Single-mode Quantum Non-Gaussian Light from Warm Atoms

TL;DR

This paper demonstrates the generation of quantum non-Gaussian light from warm atoms using a single-mode spontaneous four-wave mixing process, overcoming decoherence effects and enabling quantum information applications.

Contribution

It introduces a method to produce provably quantum non-Gaussian light from warm atomic ensembles in a single-mode regime, despite thermal decoherence.

Findings

Successful generation of QNG light from warm atoms.

High spectral bandwidth and low absorption enable direct observability.
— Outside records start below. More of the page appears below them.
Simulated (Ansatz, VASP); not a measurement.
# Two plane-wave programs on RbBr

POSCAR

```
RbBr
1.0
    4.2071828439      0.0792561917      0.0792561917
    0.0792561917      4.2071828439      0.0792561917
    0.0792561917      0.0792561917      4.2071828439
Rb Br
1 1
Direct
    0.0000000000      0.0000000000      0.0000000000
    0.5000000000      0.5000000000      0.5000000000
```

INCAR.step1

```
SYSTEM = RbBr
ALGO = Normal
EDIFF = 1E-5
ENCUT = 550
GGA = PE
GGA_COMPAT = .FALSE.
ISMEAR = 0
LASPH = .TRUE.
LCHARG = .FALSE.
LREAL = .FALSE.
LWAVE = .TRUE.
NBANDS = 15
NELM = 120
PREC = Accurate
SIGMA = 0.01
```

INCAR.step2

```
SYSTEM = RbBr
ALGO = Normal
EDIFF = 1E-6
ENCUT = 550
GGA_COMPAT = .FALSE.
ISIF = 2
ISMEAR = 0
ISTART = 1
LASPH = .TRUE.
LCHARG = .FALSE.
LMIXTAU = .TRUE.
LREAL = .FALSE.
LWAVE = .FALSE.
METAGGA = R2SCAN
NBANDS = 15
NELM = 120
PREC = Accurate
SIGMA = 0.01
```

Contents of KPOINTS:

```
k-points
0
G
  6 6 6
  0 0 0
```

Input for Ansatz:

Heralded QNG light achieved despite decoherence effects.

Abstract

The distributed quantum information processing and hybridization of quantum platforms raises increasing demands on the quality of light-matter interaction and realization of efficient quantum interfaces. This becomes particularly challenging for needed states possessing fundamental quantum non-Gaussian (QNG) aspects. They correspond to paramount resources in most potent applications of quantum technologies. We demonstrate the generation of light with provably QNG features from a tunable warm atomic ensemble in a single-mode regime. The light is generated in a spontaneous four-wave mixing process in the presence of decoherence effects caused by a large atomic thermal motion. Despite its high sensitivity to any excess noise, a direct observability of heralded QNG light could be achieved due to a combination of a fast resonant excitation, large spectral bandwidth, and a low absorption loss of resonant photons guaranteed by the source geometry.